If you want a filmmaker to meticulously imitate a decade, Richard Linklater is a stellar choice. He has proven time and time again, in Dazed and Confused and Everybody Wants Some!! particularly, that no era is off limits, especially the ones he grew up in. His past contributions have shown that Linklater loves rotoscoping, an animation style involving rigorously tracing over live-action movement. Linklater employed rotoscoping for 2001’s Waking Life and 2006’s A Scanner Darkly. Now, sixteen years later, in Apollo 10 ½: A Space Age Childhood, he once again revitalizes that particular form of animation.
The year is 1969. The space race is happening, social movements are gaining traction, and technology is evolving. Taking place in the suburbs of Houston, Apollo 10 ½: A Space Age Childhood imagines a fanciful scenario where a fourth grader named Stan (Milo Coy) is recruited by NASA for a covert mission. But before you even have time to process this charmingly absurd narrative beat, young space pioneer Stan takes a step back, guiding viewers on a nostalgic journey through memory. This odyssey is narrated by the always reliable and imminently likable Jack Black.
As a child, the world is not as cynical. Stan looks back at the 1960s quite fondly, so much so that the past itself is not fixed in reality, nor is the animation. Utilizing real actors and then animating over their movements, Linklater constructs a snapshot of reality that somewhat mirrors ours. The rotoscoping brings forth an otherworldly quality to the animation, which works to reinforce Stan’s hopeful and colorful remembrance of childhood. In one scene, the writer/director samples the speech President John F. Kennedy gave at Rice University, utilizing television footage and applying animation over it to sustain that otherworldly quality. Reality, as depicted here, is not quite reality, expressing how memories can often appear like a reverie.
“…a fourth grader named Stan is recruited by NASA…”

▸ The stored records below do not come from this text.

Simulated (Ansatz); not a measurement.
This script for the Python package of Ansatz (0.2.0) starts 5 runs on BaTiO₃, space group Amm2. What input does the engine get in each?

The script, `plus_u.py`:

The animation of Apollo 10 ½: A Space Age Childhood is polished and gorgeous. From the clothes to the music to the pivotal events that characterized the era, this is the 1960s, albeit animated. There are mentions of the Vietnam War and the Civil Rights Movement, but young, innocent, middle-class Stan is understandably swept up by memories of playing games, listening to music, and gathering around the small television with his siblings to watch Dark Shadows.
While the film begins as a sweet, farcical kid fantasy, it takes an hour-long detour, focusing on fragments of memory and nostalgia in no particular order. The past unfurls and overlaps as Stan remembers it, which, while deliberate, often results in feeling more exhaustingly didactic than endearingly nostalgic. For example, there’s a moment where Stan, a self-proclaimed fabulist, tells his mom why he lied about what his father does for NASA. It’s a short but powerful interaction, but moments like these are few and far between. Even so, the siblings bicker and interact like actual siblings. In one scene, the elder sisters swoop in to change the channel to the Dick Cavett show because Janis Joplin is performing, much to the brothers’ dismay.
For those who grew up in the 60s or are intrigued by the changes prompted by this era will find enjoyment in Linklater’s blissful recollection of the past. Moreover, the animation is absolutely stunning. Reality and imagination clash in a beautifully constructed, brightly colored suburbia. Loosely based on Linklater’s experiences growing up in the 1960s, Apollo 10 ½: A Space Age Childhood is not so much a space adventure as a pleasant reminder of the essence of youth and the comfort of memory.
"…beautifully constructed, brightly colored..."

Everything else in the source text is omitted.